Armed with instructions from Hitler, Hassell returned to Rome and a few days later he was able to relay Mussolini’s answer to Berlin. Mussolini had assured him that, although he did not see the French–Soviet pact as a reason to leave the Locarno Pact, he would not join Britain and France in imposing sanctions if the Germans occupied the Rhineland.29 In spite of this highly satisfactory response, it seems that at the end of February Hitler was not yet prepared to make a move. He discussed the matter once again with Goebbels and Göring and reached the conclusion that it was in fact ‘somewhat too soon’.30 The following day Goebbels recorded a further discussion in which Hitler was ‘wrestling’ with a decision, after the French parliament ratified the agreement with the Soviet Union.31
Out of the blue Hitler then asked Goebbels to go with him to Munich that same evening; he wanted Goebbels with him on account of his ‘difficult decision concerning the Rhineland’, as Goebbels, who was flattered, records.32 During the train journey, on which they were joined by Magda, and the next day in Munich Hitler returned repeatedly to this topic, although without coming to a decision. Yet the following day, 1 March, on a visit to Goebbels in his Munich hotel Hitler declared he intended to act the next week and not wait for the impending final ratification of the ‘Russian pact’ by the French Senate on 12 March,33 as Goebbels and also Neurath had advised him to do.34
Back in Berlin, on 2 March Hitler summoned Goebbels, Göring, Blomberg, Fritsch, Raeder, and Ribbentrop to the Reich Chancellery to tell them that on the following Saturday he would proclaim the remilitarization of the Rhineland in the Reichstag, combining this with a wide-ranging offer to the western powers of an understanding. He was convinced that neither France nor Britain was likely to put up serious resistance and he did not need to take account of Italy. In addition, Hitler announced that he intended to dissolve the Reichstag and hold fresh elections ‘with foreign policy slogans’. To keep things secret, the deputies should be summoned to Berlin on the Friday evening on the pretext of a beer evening.35 Hitler did not officially notify all the members of his cabinet until the morning of that same day, 6 March.36
On 7 March Hitler announced to the Reichstag that Germany was no longer bound by the Locarno Pact. The treaty, signed in 1926, was, he said, incompatible with the Franco–Soviet military pact. In the future France might come under communist rule and in the event of a crisis the centre of decision-making would therefore ‘no longer be Paris but Moscow’. The climax of the speech came when a memorandum to the signatories to the Locarno Pact was read out: the German government declared that it had ‘as from this day re-established full and unrestricted Reich sovereignty in the demilitarized zone of the Rhineland’. Simultaneously German troops, though a relatively small number, were marching into the territory on the left bank of the Rhine.37 As in Hitler’s ‘peace speech’ of 21 May 1935, there followed a comprehensive list of proposals to ‘set up a system ensuring peace in Europe’: demilitarized zones on both sides of the borders to France and Belgium; non-aggression pacts with neighbouring countries in the east and west; an aviation pact to prevent surprise air attacks. Finally, he declared his willingness to rejoin the League of Nations, although he linked this step to ‘colonial equality’, for in the preceding months he had begun to lay more emphasis on the restoration of German colonies than he had during his first three years in power, in order to boost further Germany’s increased international importance.38 At the end of the speech Hitler announced he had decided to dissolve the Reichstag and called on the German nation to support him during the coming elections ‘in his struggle for genuine peace’.
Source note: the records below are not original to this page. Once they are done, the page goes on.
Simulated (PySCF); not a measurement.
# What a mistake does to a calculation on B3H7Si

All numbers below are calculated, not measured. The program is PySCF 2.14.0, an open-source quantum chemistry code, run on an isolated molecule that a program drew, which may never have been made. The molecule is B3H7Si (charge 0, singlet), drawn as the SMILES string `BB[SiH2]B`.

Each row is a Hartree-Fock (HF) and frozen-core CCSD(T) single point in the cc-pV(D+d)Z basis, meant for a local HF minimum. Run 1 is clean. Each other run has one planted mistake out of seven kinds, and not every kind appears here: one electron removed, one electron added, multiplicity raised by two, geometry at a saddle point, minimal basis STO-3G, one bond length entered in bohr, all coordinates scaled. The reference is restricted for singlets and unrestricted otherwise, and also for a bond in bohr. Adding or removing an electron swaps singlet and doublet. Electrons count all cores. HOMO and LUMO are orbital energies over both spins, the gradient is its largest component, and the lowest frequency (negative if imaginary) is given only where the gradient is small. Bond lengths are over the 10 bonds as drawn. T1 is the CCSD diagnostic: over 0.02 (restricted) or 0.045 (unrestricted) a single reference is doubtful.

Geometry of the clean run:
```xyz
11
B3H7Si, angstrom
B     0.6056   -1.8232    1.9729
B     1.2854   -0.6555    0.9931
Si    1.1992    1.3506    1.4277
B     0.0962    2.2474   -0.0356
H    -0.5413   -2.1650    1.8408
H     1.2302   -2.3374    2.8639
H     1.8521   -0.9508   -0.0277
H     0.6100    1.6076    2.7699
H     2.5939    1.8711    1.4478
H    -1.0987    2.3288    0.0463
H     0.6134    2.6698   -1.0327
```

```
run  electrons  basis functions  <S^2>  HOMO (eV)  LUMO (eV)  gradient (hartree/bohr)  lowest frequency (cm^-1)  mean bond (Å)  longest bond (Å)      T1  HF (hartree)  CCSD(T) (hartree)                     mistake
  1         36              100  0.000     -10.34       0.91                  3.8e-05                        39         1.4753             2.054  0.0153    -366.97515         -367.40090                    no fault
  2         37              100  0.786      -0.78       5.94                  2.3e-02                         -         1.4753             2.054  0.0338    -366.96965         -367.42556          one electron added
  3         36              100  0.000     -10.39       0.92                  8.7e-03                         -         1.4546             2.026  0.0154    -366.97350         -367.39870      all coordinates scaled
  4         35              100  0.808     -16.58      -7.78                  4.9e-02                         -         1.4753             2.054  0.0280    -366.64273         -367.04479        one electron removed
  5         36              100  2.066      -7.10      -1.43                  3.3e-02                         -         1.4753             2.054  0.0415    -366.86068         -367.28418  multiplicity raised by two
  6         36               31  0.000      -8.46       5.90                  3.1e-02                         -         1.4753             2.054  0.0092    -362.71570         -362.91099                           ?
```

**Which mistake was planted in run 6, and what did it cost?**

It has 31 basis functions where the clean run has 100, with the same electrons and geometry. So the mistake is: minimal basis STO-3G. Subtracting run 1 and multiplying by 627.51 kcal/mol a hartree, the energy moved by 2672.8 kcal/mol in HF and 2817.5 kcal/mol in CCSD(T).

The day after this military move the regime held its Heroes’ Remembrance Day,39 after which the propaganda for the ‘election’ got into full swing.40 The mobilization of the masses was finally to put an end to discussions about food shortages and social injustices, to relieve the fear of war that the occupation of the Rhineland had reawakened, and to demonstrate the nation’s solidarity, in order to stiffen the government’s resolve to face the diplomatic battles ahead.41 The regime could assume that the Rhineland remilitarization, which had passed off without incident, would in fact be welcomed by the majority of the population as an important step towards a complete dismantling of the restrictions arising from the Treaty of Versailles. During the ‘campaign’ Hitler made speeches between 12 and 28 March in a total of eleven towns and cities. He emphasized his claim to be working for peace, but his appeal to a reawakened national self-confidence set the tone for the campaign.42
The campaign reached its climax on the two days preceding the vote, when Hitler spoke at particularly large-scale events.43 On the afternoon of 27 March he visited the Krupp works at Essen and made a speech that was broadcast on all German radio stations. Goebbels introduced the event, giving the order for the flags to be hoisted, whereupon, as the Völkischer Beobachter reported, ‘the whole of Germany . . . was like a hurricane of swastika banners’. After Gauleiter Terboven welcomed Hitler, the traffic in Germany stopped for a minute and employees of firms stopped work so that they could listen to the speech.44 In his Essen speech Hitler once again declared his determination to ensure peace, appealing to the nation’s unity and finally calling on the people to judge ‘whether you [using the singular familiar form ‘du’] believe I have worked hard, that I have done my best for you during these years, and that I have made proper use of my time when serving this nation’. After this there were further events throughout Germany featuring prominent Party comrades.45 The next day, which the regime had declared the ‘German National Day for Honour, Freedom, and Peace’, Hitler made a speech in the major Rhineland city of Cologne that was once again broadcast by every radio station.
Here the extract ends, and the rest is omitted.